The Excelsior City Council voted 5-0 to move forward with the Concerts in the Commons series agreement with the Lake Minnetonka Excelsior Rotary Club. The three-year agreement has a 50/50 revenue split. Of the city’s 50% revenue, 75% will go toward Community for The Commons projects and 25% will go for maintenance in the Commons park.
Behind the decision
Earlier this year, the council approved a one-year agreement with the club to manage the concert series. The short-term agreement was put forward so they could continue discussions on longer-term shared revenue agreements. The club’s board decided not to sign the agreement because the members preferred a three-year agreement with 50% of gross revenue going to Community for The Commons projects.

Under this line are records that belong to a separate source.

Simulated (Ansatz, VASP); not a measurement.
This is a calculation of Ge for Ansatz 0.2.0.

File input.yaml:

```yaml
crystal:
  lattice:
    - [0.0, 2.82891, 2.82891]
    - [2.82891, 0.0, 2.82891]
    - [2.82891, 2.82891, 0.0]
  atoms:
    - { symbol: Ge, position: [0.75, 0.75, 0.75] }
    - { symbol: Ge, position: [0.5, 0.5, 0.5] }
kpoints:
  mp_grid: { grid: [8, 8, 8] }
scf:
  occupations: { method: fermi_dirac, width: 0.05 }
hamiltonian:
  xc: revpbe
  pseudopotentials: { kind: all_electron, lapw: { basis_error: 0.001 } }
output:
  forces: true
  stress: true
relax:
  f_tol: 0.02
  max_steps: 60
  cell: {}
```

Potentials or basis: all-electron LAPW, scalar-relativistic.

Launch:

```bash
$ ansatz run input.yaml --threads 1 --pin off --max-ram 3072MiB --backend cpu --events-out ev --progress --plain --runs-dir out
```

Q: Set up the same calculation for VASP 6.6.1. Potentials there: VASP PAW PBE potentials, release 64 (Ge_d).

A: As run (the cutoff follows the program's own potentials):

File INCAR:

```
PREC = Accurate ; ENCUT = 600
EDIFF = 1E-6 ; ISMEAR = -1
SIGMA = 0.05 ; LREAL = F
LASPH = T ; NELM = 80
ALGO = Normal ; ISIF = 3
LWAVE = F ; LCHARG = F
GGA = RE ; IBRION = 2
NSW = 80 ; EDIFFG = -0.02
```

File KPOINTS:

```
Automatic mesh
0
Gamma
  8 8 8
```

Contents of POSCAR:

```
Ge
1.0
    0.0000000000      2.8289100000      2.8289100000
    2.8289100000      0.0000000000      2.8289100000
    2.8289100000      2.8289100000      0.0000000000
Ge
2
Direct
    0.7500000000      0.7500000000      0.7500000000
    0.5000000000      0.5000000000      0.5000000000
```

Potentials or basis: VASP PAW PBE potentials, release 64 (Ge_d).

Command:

City officials began having conversations with another potential partner, the Excelsior Brewing Company, which was open to a revenue split that was more favorable for the city, said Mayor Todd Carlson. The brewery had to withdraw because of concerns about insurance and the number of volunteers that would be required for the concert series.
Carlson and Councilmember Jennifer Caron had additional discussions with the club regarding an agreement. The club is asking for a three-year agreement to secure sponsorship to support the concert series, Carlson said.
Given the club’s expertise in managing the concert series, the members think they can double the revenue that has been contributed in the past. By maintaining the 50/50 split, the city should see an increase in revenue, Carlson said. The club has moved from its initial position of 10% to 25% for maintenance.
The Rotary club
“We don’t claim to be experts running concerts. We did do four of them in 2018 with you as a partner and we did eight of them in 2019, so we got 12 of these under our belt,” said Larry Lembrich, who spoke on behalf of the club.
When running concerts that are free to the public, it’s impossible to make money without sponsorship, Lembrich said. The sponsorship funds and donations of beer and wine to sell at the concerts drive all of the net profit.
The cost of the bands, portable restroom rentals and other miscellaneous items are absorbed by the beer and wine sales, Lembrich said. Any for-profit organization would have a difficult time making money running concerts that are free to the public, he added.
“We love doing it and we have 45 approximately members each year that are fully engaged in pulling this off, so we want to continue to do it,” Lembrich said.
The revenue that the club retains doesn’t stay in the club, Lembrich said. The money is donated to local organizations such as the Open Hands Foundation, ICA Foodshelf, Second Harvest Heartland and the 180 Degrees organization, as well as some international charities.
The club plans to double its revenue by increasing sponsorships. That is why they are so adamant about the three-year deal. “This doesn’t work unless we have strong sponsorships,” Lembrich said.
According to Lembrich, the struggle is getting sponsors to feel good about funding the series.
“It’s not giving us dollars for maintenance to keep those projects, you know, nice and shiny,” Lembrich said. “We do acknowledge the fact that with every asset you put in that park, it needs to have a maintenance schedule and dollars that have to be driven to do that, we’re willing to participate in that.”
Lembrich said the club is helping by paying the $6,000 annual fee to use the Commons and the 25% of the city’s revenue, which goes toward maintenance.
Councilmember Dale Kurschner said if it was a business deal, he’d advise that the city keep looking for other proposals.
“On the other hand, we don’t charge anybody else 50% of their revenue for any events in the Commons and so I think we need to keep that in mind,” Kurschner said.
This is a community and the club has been a great community partner, Kurschner said, adding he understands that a multiple-year contract is important for sponsors so they have continuity.
Councilmember Lou Dierking said she isn’t in favor of the split of revenue that goes to Community for The Commons projects and maintenance. The city has an aggressive master plan for the Commons and is investing quite a bit, she said.
“We can’t just focus on shiny objects. We also need to be focusing on the infrastructure to support those shiny objects as we go forward,” Dierking said.
Caron echoed Dierking’s concerns. “We have significant maintenance and we’re going to have to reinvest in these structures as they need roofs and floors replaced,” she said.